それでもいい (それ also good)

You can figure out pretty quick that this means “that is also good.” But it’s got more of the attitude of “that’s fine, too.” And just like in English, it can be reassuring or dismissive.

This should be pretty straightforward: decide whether これ [kore], それ [sore], あれ [are], or どれ [dore] would be appropriate in each sentence.

1. This is my favorite mug.
2. Was that a bird?
3. What’s that you’re holding?
4. Here are the answers.
5. I’ve never seen those goggles before!

Scroll down for the answers.

1. これ [kore]
2. あれ [are]
3. それ [sore]
4. これ [kore]
5. それ [sore]

So I didn’t use どれ [dore]—my apologies. #1 should be pretty obvious. #2 is あれ and not それ because it refers to an object that is neither near the speaker nor the listener. #3 is それ because we know that the listener is holding the object. #4 is referring to something close to the speaker, and while we might on occasion say “here” in English, you’d probably here “this” or “these” in Japanese; これ can be made into a plural by adding ら [ra], so “these” is これら [korera].

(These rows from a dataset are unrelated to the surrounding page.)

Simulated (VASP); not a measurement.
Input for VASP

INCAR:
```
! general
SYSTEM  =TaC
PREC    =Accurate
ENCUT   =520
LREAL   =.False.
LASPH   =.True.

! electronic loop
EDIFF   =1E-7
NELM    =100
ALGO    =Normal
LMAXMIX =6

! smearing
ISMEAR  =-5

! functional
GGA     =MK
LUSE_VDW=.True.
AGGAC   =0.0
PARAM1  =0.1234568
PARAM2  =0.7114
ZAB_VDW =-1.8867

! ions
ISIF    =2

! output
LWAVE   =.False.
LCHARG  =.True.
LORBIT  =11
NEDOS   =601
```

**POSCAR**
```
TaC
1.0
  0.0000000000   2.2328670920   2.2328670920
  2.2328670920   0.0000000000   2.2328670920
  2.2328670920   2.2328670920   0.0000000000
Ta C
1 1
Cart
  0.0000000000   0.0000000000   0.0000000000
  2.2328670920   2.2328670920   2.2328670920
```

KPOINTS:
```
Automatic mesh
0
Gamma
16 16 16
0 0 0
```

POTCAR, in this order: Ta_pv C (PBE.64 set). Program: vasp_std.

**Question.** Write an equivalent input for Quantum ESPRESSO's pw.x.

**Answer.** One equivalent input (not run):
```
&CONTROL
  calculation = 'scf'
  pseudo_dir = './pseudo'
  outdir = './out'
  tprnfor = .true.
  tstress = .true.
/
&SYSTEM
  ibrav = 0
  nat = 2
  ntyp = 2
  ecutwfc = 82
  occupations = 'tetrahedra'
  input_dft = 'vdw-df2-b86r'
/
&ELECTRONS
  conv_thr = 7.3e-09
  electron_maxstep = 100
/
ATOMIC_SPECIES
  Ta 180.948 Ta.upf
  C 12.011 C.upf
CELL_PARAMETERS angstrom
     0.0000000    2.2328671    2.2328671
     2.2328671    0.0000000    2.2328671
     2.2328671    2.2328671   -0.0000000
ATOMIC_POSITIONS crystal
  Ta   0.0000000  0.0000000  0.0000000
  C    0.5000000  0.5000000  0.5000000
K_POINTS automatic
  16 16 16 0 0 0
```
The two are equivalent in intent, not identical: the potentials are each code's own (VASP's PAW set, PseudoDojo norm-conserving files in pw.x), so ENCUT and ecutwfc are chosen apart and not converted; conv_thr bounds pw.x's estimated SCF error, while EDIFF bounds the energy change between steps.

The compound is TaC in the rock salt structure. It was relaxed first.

It’s good to remember that the thoughts you’d like to express in Japanese may take on a slightly different form when put into Japanese; yes, direct translation can be handy when you’re not entirely sure how to relate something in natural Japanese, but the long term goal should be to have native-sounding language skills. And #5 is それ because presumably the goggles being spoken of are near the listener—either physically or figuratively. In #5 you would actually likely see その instead of それ, which is the form of “that” that is used when “that” is tied to an object such as “that hat”; got all that?